|15 May 2020|
Ann’s parents, local dairy farmers, were very keen to broaden Ann’s development and were persuaded to send Ann to St Swithun’s by their good friend and neighbour whose daughter was already a pupil there.
Ann enjoyed her time at St Swithun’s where she represented the school at lacrosse and was also proud of her cricketing exploits - she would often talk about the hand hardening exercises with a cricket ball that she undertook in the early mornings. She finished her time there as head girl.
Ann went on to graduate from Roehampton Institute of Higher Education and then taught at Stamford High School for Girls, a role which she did until her marriage to Chris in 1963. Family life then took over with sons Timothy and Paul arriving, and Ann also spent much time caring for her parents.
Family was very much Ann’s life with her love and support in abundance. She often said: “I just want you all to be happy.” She was very proud of her five grandchildren and was a real support to them in teaching them basic skills.
One of Ann’s major achievements was the successful renovation of their house to make it a happy family home for 30 years.
Ann was a regular church goer and practical practising Christian, after a sound religious grounding at St Swithun’s.
Latterly, Ann taught Adult Literacy Skills to those who didn’t have English as a first language - she taught much as she lived with enthusiasm, endeavour and a smile on her face.
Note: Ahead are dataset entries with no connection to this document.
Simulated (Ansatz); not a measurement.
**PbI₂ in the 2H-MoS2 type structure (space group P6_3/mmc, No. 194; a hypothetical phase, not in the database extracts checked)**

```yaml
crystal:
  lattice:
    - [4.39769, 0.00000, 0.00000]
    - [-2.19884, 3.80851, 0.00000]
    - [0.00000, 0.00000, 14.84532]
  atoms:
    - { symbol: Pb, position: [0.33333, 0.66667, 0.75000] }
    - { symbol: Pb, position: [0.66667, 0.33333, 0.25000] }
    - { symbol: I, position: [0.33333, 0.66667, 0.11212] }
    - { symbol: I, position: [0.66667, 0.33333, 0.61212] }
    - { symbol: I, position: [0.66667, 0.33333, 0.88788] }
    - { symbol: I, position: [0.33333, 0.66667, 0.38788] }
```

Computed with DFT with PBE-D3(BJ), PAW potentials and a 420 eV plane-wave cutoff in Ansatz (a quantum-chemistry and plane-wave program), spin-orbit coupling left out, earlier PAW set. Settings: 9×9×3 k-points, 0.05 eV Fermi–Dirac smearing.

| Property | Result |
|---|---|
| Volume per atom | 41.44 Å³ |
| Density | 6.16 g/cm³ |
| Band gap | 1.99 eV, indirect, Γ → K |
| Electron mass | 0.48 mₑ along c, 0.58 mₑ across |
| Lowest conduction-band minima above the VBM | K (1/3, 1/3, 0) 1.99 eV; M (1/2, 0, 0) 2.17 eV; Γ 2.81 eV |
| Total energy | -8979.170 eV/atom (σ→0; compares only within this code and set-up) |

Ann was delighted to be asked to be Captain of the local golf club, of which she was a member for nearly 50 years. She was both competitive and friendly in this and any other sport that she played.
Anne spoke proudly of her days at St Swithun’s and although they lived a long distance away, they visited on occasions over the years, and had recently attended an evensong service at Winchester Cathedral.